What did beauty mean to you when you were in your 20s?
I was very aware of my appearance, and I’ve been in theater. I grew up being an only child, and I was never happy with that. I spent hours in my bedroom creating situations. I had lots of clothes. I would dress up by the mirror, and I would be all these different people.
I was always very conscious of how I looked. I was very insecure as a young woman. I always wanted to be 6 feet tall, red hair and this svelte woman because I love design and clothing. Well, I’m this short, stumpy person, and some of the clothes are certainly not fitting. But my sense of that has always been with me, and I try to get as close to that as possible. A lot of my appearance in clothing were kind of tailored. I loved wool and tweeds. I came from Chicago where it was very cold. So I loved that clothing.
The lipstick always had to match what I was wearing. I remember I had an American Beauty red coat, and I had that lipstick. At that time, that was a very popular shade, kind of a fuchsia. My rouge had to match. Everything had to match. One thing I remember was that you never wore a gold ring with silver earrings. You always matched. And then of course, I loved hats. And we always wore hats. No it’s kind of extinct. I still wear them, but not as much.
I came from the era when you wore the gloves and the shoes. It was a whole picture. A whole outfit, and I liked that.
I moved to California in 1976, and very funny, from the moment I moved here, I stopped wearing a girdle. And I haven’t worn a girdle since. I don’t even wear a bra. I haven’t worn one in years, which I think is funny because I used to wear a girdle. I was nothing there. I was flat. I wore zipped up garment. I haven’t worn anything since I’ve been here. So I don’t know if they call that laid back, but I’m much happier this way.
There were times when I felt pretty. And there were times when I didn’t feel pretty.
What does beauty mean to you now?
I have mixed feelings. I once saw a photograph of an old woman…just lines all over her face. And I looked at that and I thought, That’s probably one of the most beautiful pictures that I’ve ever seen. And yet I don’t want to look like that.

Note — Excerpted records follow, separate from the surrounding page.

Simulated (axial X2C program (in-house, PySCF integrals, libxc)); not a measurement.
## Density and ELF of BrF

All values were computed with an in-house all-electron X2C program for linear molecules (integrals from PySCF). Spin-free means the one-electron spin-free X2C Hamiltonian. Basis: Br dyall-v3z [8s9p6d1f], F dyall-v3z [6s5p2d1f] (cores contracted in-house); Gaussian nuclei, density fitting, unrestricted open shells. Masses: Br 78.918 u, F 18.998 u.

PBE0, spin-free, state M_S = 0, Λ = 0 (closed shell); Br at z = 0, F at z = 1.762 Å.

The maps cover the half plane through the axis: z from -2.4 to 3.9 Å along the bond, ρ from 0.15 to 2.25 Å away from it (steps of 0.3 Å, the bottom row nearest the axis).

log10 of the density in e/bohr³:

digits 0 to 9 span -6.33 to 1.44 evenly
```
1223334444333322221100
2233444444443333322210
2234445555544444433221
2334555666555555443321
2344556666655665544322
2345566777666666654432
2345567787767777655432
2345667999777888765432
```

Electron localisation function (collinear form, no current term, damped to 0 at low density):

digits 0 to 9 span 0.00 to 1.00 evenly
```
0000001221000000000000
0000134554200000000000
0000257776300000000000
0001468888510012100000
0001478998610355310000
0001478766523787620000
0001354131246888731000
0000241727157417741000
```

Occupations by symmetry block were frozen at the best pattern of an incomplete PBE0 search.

But then there’s another part of me that will not go gray. And I am affected by the fact that I look older. Sometimes I feel good about that. But I think where it really matters is not really anymore in my physical presence as much as it is in my mind. It’s my thinking that’s much more important. And what I’ve learned and realized is that thinking in a youthful manner – and I think it’s my spirit – makes people think you’re younger than you are. It’s all mental. It has nothing to do with my physical appearance. But consequently, I think it does affect your physical appearance because you radiate what you are, what you feel.
Why have you had that change of focus (about your ideas of beauty)?
I think it’s necessary for the person that I am. I don’t think it could have been anything else because my uppermost important feature as a human being is to be healthy, mentally healthy. And I have striven for that. I haven’t always made it, but that’s my ultimate goal.
I have three sons, and I’ve said to them, “I’m going to get older, and as I get older, I’m gonna get a little crazy. So you have to ignore me.” And they’re listening (she laughs).
I came from a very neurotic mother and sometimes the tendency for the neurosis does seep in. And I hear myself and think that’s the most frightening thing in the world because you don’t even realize what has seeped in and what you have to block. So you have to be very strong and really want to change and really want to grow. And that’s what I want.